In a February 11th memo to DHS Sec. Napolitano, IG Richard Skinner offers his office’s insight on one of the most debated questions in homeland security today – Should FEMA be removed from DHS to be a separate entity?

Unlike a lot of other federal reports and memos where ambiguity and “wiggle-room” are the rules, his answer is fairly clear and definitive – FEMA should remain part of DHS.He offers two primary reasons:

•    “It takes years for a complex organization to develop;” and,

•    “Success depends on leadership more than structure.”

Amen.

Stripping away the often emotional arguments and revisionist history of those who have called for FEMA’s restoration as an independent body, the IG’s report points out the evolutionary aspect of what is happening to FEMA and the interdependence its mission has to how we as a nation respond to emergencies be they small or large scale.  It further identifies the significant cost, confusion and upheaval that continued reorganization of FEMA and DHS would have on our homeland security abilities.

More than anything though, the IG’s memo highlights the one factor that is central to FEMA’s and any other organization’s success – LEADERSHIP.  If you have the right person(s) in charge, success is more than attainable – it can be achieved with dramatic results.

All too often, the de facto (and often knee-jerk) position on FEMA and the leadership issue is to point to its former Administrator Mike Brown and his efforts during Katrina.  Looking back nearly four years later, there are certainly things everyone would do differently, but Katrina was not just Mike Brown’s or FEMA’s fault.

It was the State of Louisiana’s fault.

It was the City of New Orleans fault, the surrounding Parishes fault and so on.

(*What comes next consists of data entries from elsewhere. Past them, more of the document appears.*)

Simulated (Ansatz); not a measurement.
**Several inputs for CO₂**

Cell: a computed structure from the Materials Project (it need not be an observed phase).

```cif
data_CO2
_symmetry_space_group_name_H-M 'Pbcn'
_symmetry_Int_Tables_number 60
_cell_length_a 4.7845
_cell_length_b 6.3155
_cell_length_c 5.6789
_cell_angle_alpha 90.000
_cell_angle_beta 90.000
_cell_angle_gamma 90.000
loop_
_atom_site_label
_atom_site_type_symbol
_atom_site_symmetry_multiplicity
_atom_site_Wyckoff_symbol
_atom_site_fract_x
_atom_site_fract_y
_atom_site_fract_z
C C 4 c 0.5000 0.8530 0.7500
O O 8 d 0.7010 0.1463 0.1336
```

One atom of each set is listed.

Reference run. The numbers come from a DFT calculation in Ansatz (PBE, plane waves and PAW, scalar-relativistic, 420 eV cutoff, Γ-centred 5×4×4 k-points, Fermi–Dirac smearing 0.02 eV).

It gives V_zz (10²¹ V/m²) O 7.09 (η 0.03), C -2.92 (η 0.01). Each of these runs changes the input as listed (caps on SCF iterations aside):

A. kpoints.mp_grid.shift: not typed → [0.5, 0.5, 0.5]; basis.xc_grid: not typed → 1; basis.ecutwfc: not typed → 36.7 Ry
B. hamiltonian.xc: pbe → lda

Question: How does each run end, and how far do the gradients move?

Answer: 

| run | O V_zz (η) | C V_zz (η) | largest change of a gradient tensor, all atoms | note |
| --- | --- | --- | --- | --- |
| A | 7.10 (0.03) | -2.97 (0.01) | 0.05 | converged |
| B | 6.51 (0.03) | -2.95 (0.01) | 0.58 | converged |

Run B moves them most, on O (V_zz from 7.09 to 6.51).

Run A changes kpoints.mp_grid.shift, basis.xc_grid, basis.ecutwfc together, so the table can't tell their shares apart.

It was a shared failure on national, regional and individual levels across the board, but in our “gotcha” society we’re all looking for that one person or organization to tar and feather to make ourselves feel better rather than look deeper to recognize the full scale of responsibility and accountability and where it belongs.

FEMA has for too long been a football used to score political and media sound-bite points from all sides.  While the agency has provided plenty of ammunition to feed such behavior, too often these “players,” “arm-chair quarterbacks” and sideline “coaches” have ignored investing in the very things (employee and stakeholder training and development; revising the Stafford Act to address post 9/11 realities; having a semblance of patience, etc.) that can make all the difference in the endgame.

If we want to avoid future Katrina-like failures building the people capacities of FEMA, as well as state, local, NGO, private sector and citizens has to be a core foundation.  That starts with building a core of leaders across the board, establishing pre-existing relationships, allowing the organization and its capacities to evolve and strengthen and integrating those abilities with others who can contribute to response and recovery.  That’s as true for FEMA as it is for any other part of DHS or any other group in the public or private sectors.  You ultimately get out of the organization what you put into it.

The IG’s memo dictates a great recipe for success.  I hope Sec. Napolitano, the Congress, the rest of the Administration and the American public follow it before deciding on mixing (or messing with) it further.